Wedding Photography Tips
Last updated on 01/18/2013
Weddings are one of the best excuses to break out an old camera (or buy a new one), but keep these tips for technique and etiquette in mind to make sure that the bride and groom get the best pictures possible.
By TJ Donegan
Taking pictures at a wedding isn't exactly like taking snapshots down at the beach or out on the town with friends, though. When you're a guest at a wedding there are some important matters of technique and etiquette to take into account to make sure that you, and the bride and groom, get the best pictures possible.
Mind the Professional
Just about every wedding these days will retain a professional photographer to make sure those once-in-a-lifetime moments are captured at the highest quality. Many amateur photographers get excited at the prospect of also breaking out their shiny new dSLRs and matching up with the professional.
But it's important to remember that the professional is just that—a professional. He or she is there to do a job, and while you should take plenty of pictures with your camera, give the professional plenty of space. Don't stand behind them taking the same picture that they are. When the professional takes the wedding party to go do the usual posed shots, don't follow and copy those photos.
Most professionals are too nice to tell you, but nothing irritates a pro more than when someone stands right behind them, copying the shot they worked hard to line up. This is their livelihood. If you want the picture, ask for their card and buy a print. Your camera's flash can ruin the pro's light. A dSLR can accidentally set off wireless flashes, or simply distract the wedding party's eyes, potentially ruining a great photo. At the worst, you're copying their work. It's worse than going to a stand-up comedy show and then telling all the jokes to your friends the next day like they were your own.

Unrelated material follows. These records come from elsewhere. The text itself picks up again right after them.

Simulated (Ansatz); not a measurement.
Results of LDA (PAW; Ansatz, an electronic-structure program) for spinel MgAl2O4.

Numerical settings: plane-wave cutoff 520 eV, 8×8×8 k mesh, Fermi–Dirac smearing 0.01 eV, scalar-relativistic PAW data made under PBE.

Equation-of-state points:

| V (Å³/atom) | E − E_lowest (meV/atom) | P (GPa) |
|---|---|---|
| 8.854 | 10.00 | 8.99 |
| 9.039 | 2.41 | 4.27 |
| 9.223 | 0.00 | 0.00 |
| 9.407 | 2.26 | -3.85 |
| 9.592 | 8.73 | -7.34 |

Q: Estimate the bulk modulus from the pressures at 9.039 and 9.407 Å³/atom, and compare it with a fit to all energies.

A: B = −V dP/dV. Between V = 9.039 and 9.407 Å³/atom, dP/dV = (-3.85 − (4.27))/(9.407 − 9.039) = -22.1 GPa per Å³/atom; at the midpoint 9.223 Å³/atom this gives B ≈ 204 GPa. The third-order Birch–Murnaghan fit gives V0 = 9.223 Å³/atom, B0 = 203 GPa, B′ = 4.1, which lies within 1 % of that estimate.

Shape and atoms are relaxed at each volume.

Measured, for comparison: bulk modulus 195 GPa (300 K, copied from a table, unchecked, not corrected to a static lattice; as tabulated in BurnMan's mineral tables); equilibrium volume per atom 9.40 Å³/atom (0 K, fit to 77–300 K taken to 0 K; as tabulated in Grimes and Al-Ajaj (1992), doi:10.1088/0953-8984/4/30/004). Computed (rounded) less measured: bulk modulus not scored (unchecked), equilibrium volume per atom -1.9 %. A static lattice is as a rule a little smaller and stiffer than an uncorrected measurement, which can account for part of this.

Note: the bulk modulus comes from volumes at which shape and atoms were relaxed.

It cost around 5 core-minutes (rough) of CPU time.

Ask the Professional for Advice
Some professionals are nicer about this than others, but if you give a pro some space and respect, they'll often offer you advice on taking better photos. Show them the nice candid shots you got and how you lined up the shot. Ask them for ways to improve the photo.
Again, they're there to do a job and have their own photos to take, but try to find interesting angles and subjects and moments the professional isn't getting and then ask for ways to improve. Most professionals, if you respect the job they're there to do, can really be a great source of information on how to improve your photography.
That's well and good, but if you go in just thinking about quantity over quality, that's all you're going to get. Quantity. To capture photos that are not only going to mean a lot to you, but look great as well, concern yourself with the timing of your photographs. Weddings are often in beautiful places and are set up to be idyllic moments, often ending close to sunset. Rather than rushing to get all the group photos right away, wait for the right light. The quality of your photographs can improve ten-fold.
the Photos That the Pro Can't Get
Professional wedding photographers do phenomenal work, but they work within a limited area and set of situations. They'll get the candid reception shots, the wedding cake being cut, the posed shots of the wedding party. Don't worry much about that.
But the unforgettable night of the wedding rehearsal? That hilarious night out with past friends before the wedding? The bachelor and bachelorette parties? Okay, maybe you want to stow the camera for that last one. But you get the idea.
As a guest and perhaps close friend of the bride and groom, you'll have access to a host of moments that the professional never will. Focus on shooting those moments, because weddings go beyond the ceremony and reception. In the end, you might be the only person in a position to get that perfect photo.
Don't Offer to Photograph The Wedding
Weddings are tough work. You're responsible for getting an incredible amount of quality shots in a very, very limited time-frame. It goes far beyond equipment and even talent with a camera. Wedding photographers have to do work well beyond shooting including posing, lighting properly, post-processing, printing, and putting together albums and online links.
The last thing you want to do is strain a friendship because you didn't get the quality shots you thought you might or because you've got a big month at work and just can't get around to getting the albums printed up.
That's before we even talk about compensation, which always gets hairy between friends. Take my advice: Unless you're a working, professional photographer who understands the workload, don't offer to shoot. Enjoy the wedding as a guest, not as a professional.